Through this seeming defeat of imagination, this reliance on her sister’s own words, something seems to break through to Sarah. Lamia’s letters have allowed Sarah to see her sister from the inside, bringing with it a level of empathy she never had before. Two first chapters later Sarah writes about a day in the life of her stepmother Saniya, from what she imagines is her stepmother’s point of view. And again, her understanding of and empathy for Saniya deepens. A few first chapters later, Sarah imagines a walk through the streets of New York from her first husband’s point of view.

Sarah is of course fictionalizing—she can’t really know what her husband thought as he walked from classroom to apartment, can’t know what terrain her stepmother’s thoughts might occupy. But seemingly for the first time, Sarah is thinking of others, not herself, she is trying to interpret them, understand them. And in so doing, the relentless I, I, I of memoir deepens from the singular self to the multiple competing selves of family dynamics. Sarah is no longer the center of the universe but a part of the universe, and this helps her move from the role of victim to that of survivor, relinquishing blame for compassion.

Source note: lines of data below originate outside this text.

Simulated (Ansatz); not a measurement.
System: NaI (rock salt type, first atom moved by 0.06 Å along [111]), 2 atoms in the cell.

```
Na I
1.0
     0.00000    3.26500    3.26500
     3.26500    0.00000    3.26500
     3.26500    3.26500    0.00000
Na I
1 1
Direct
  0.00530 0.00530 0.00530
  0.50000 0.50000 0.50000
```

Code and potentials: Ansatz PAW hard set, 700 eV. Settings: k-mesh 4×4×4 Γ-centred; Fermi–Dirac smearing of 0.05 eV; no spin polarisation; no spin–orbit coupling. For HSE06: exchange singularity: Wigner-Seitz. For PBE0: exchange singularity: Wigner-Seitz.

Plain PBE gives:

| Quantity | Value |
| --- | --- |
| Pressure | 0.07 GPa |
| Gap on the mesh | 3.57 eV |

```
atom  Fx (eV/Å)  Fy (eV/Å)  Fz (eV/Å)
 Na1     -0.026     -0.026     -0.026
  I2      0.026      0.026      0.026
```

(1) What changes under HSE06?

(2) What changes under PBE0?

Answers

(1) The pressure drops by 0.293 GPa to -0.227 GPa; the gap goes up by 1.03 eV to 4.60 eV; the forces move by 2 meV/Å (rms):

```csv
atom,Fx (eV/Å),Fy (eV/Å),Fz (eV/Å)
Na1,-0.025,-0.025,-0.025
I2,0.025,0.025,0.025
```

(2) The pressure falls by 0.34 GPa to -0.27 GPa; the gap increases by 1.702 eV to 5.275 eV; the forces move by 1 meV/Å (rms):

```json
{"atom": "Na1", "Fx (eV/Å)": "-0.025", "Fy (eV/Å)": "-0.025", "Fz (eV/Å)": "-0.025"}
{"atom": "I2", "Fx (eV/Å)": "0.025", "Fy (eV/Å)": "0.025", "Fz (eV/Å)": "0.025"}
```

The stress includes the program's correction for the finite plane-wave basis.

Alameddine, a fine novelist, is perhaps taking a swipe at memoirs here, by implying that the fictional impulse of imagining others is the remedy for the solipsism of first-person memoirs. Yet the fictional impulse is indeed a major part of our nonfiction selves—constantly, every day, we try to interpret others, try to imagine their inner lives so we can better mesh with them. Because we cannot and will never be able to read minds, our interpretations are necessarily fictional, or at least fictions based upon the best available evidence. As I’ve said elsewhere on this website, “So many thought bubbles, like storm clouds, hover above us.”

Sarah becomes a survivor through imagining the points of views of others in her life because she has released herself from the trap they themselves are stuck in—the inability to empathize. That’s how victimizers go about their business: lost in their own dramas and playing out the echoes on others, unable to truly see the damage they’ve wrought, unable to imagine any point of view besides their own. Victims are locked within their own dramas.

Having escaped this interior claustrophobia, Sarah earns the last chapter of her memoir, which she labels not as yet another Chapter One, but as an Introduction.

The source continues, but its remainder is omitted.